By ZANDON BRAY

As a rancher and hunting guide in Redvale, Colorado, I know first-hand how frustrating it can be without access to adequate broadband capabilities. We live in a digital world where my business relies heavily on access to the internet to market, communicate with customers, integrate vital technology and keep operations running. In many ways, those of us in rural Colorado rely even more on broadband to stay in contact and conduct business that would otherwise require hours of driving to accomplish. Unfortunately, I’m not alone in my frustration.

A decade after Washington promised big on rural broadband as part of a major economic stimulus package, more than 150,000 rural Coloradans are still waiting to get connected.

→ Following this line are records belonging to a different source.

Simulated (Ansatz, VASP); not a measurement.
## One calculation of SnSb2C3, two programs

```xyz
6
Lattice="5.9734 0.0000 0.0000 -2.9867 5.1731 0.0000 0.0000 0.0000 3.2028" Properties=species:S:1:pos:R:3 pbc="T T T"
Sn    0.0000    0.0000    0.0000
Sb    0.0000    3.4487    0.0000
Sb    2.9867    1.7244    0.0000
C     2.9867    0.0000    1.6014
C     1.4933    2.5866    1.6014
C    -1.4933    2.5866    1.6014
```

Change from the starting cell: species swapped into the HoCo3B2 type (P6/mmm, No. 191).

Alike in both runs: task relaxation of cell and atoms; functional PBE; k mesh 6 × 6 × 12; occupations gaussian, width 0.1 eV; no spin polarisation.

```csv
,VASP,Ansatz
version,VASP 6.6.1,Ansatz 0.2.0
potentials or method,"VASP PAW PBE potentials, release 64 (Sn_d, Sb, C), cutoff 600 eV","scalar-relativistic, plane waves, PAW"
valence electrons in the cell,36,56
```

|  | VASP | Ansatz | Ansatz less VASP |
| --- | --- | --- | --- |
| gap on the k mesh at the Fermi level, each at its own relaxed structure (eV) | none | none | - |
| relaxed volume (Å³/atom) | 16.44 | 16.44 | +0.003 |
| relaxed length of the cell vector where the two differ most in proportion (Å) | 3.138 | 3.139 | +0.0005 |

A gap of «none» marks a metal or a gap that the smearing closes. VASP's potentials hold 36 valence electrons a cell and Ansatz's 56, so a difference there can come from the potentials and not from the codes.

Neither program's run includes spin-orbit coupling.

This time, we better get it right.

The American Rescue Plan (ARP) passed by Congress last month will send more than $6 billion to Colorado’s state and local governments to fill budget holes and fund new infrastructure. President Biden’s proposed infrastructure package would commit billions more, including to rural broadband. That’s significant: 14% of rural Coloradans are still without access to high-speed internet.

But when President Obama’s 2009 stimulus pledged $7.2 billion to connect rural homes, businesses, farms and schools, most of what we got was a case study in what can go wrong.

Leaders in Washington and here in Colorado should learn those lessons so as to not repeat them.

First things first: We should commit our limited federal dollars to wiring unserved rural communities where the needs are more urgent. The 2009 effort failed in large part because federal dollars went to areas that already had high-speed networks, stiffing the many unserved rural areas that should have been at the top of the list.

The U.S. Department of Agriculture’s Broadband Initiatives Program promised to bring broadband service to 7 million unconnected rural Americans, but only reached a small fraction of this goal.

The Government Accountability Office summed it up: “We are left with a program that spent $3 billion and we really don’t know what became of it.”

Here in Colorado, the now-infamous EAGLE-Net boondoggle is an iconic example of how these well-intentioned rural broadband programs can go off the rails. The program received a $100.6 million grant from the U.S. Commerce Department in 2010 to connect every rural school district, but instead focused first on urban areas where high-speed broadband was already available.

The project was suspended after connecting a mere 39 of the more than 220 school districts and libraries originally promised.

The American Farm Bureau highlights studies estimating that universal broadband access — and the widespread adoption of connected, intelligent “precision farming” technologies it would enable — could generate an additional $65 billion each year for the agricultural sector. That’s on top of the critical benefits conferred to online education, telemedicine and related businesses that broadband brings.

The failures of the 2009 programs should guide our approach this time. We badly need more broadband infrastructure in rural America. And the public is behind it. When government succeeds, like with rural electrification, it builds credibility and political capital for other big goals. But when it fails, all it delivers is broken promises and cynicism. That’s why we need to get the safeguards in place now to make sure this new funding gets the job done.

We should start by requiring that unserved areas get fully wired before any taxpayer funding gets diverted to other broadband projects. And we should eliminate all the patronage rules that drive the buildout projects to favored contractors, vendors and technologies. We have many technologies — fixed broadband, wireless and new satellite vendors — who can get high-speed connectivity to areas that need it. They should all be encouraged to apply and compete.

New experiments — like requiring newly constructed broadband networks have the same upstream capacity as downstream capacity, even though over 90% of all internet usage is downstream — should be put aside at least until job No. 1 is done.

The new Biden administration has an opportunity to rewrite the ending to this story with a smarter, more business-like approach, setting clear priorities and demanding stronger oversight. Done right, we can deliver on the promise of universal connectivity.

Zandon Bray is a board member of the Colorado Farm Bureau.